Snubber Resistor Design For Motor Control Applications

The purpose of snubber circuits is the suppression of voltage spikes that otherwise may damage sensitive electronic components. They are also used to reduce (damp) electrical oscillations (ringing) caused by the voltage pulse (spikes) and for controlling the rise rate of a voltage pulse. In this post, we consider the key snubber resistor design and construction issues that should be considered to ensure reliable, long term operation.

The switching of inductive loads tends to cause significant voltage transients and oscillations in motor control circuits. The simplest snubber circuits, based on a capacitor and snubber resistor connected in series across the switch, are suitable for most voltage transient control and damping applications, particularly for low to medium power applications where the loss in the resistor is not excessive.

During switching the capacitor charges and therefore controls the rate of rise and peak voltage, while during steady state operation it discharges through the resistor. The value of the resistor should be as close as possible to the impedance of the parasitic resonance that it is intended to damp. This must be balanced against minimising power dissipation which means the resistor value should be as low as possible.

A low resistance value minimises power losses and heat generation, but given the potentially high energy stored in the capacitor the snubber resistor designer must ensure the resistor can survive relatively high current flow and rapidly dissipate the heat generated. Failure of the snubber circuit components may have severe consequences in many motor control applications.

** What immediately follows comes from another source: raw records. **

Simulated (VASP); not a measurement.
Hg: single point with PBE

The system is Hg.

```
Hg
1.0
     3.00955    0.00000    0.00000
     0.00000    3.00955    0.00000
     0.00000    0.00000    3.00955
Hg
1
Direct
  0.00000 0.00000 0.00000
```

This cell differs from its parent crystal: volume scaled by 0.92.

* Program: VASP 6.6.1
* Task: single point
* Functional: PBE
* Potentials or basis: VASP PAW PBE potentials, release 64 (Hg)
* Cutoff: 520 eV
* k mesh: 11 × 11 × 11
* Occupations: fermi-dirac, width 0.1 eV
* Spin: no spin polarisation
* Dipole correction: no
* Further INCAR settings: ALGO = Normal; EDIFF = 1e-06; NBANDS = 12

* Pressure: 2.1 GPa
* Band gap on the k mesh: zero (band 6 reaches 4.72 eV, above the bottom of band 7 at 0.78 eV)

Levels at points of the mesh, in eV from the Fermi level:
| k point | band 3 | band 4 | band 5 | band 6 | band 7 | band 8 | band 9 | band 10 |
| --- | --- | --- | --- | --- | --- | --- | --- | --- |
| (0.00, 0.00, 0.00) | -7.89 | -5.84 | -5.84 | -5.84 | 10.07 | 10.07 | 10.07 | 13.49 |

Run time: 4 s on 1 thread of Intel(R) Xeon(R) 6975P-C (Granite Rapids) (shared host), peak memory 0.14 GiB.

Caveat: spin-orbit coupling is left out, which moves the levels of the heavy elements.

Thick film is an ideal choice when cost is an issue and it is important to dissipate high power in a small given area. Thick film technology is also low inductance which minimises ringing effects and simplifies the snubber circuit design.

The snubber resistor designer must ensure the thick film snubber resistor device has sufficient mass to dissipate the heat generated (via a heatsink if necessary) and the resistor element can survive the high, short term current flow. The choice of materials,  including both the resistor and substrate materials, is crucial if a reliable device is to be produced in the smallest possible footprint. This must be traded off against the potentially high cost of those materials.

Snubber resistor manufacturing is also important for reliable, long term, operation. A number of the factors causing power resistor failure can be related back directly to the resistor manufacturing process.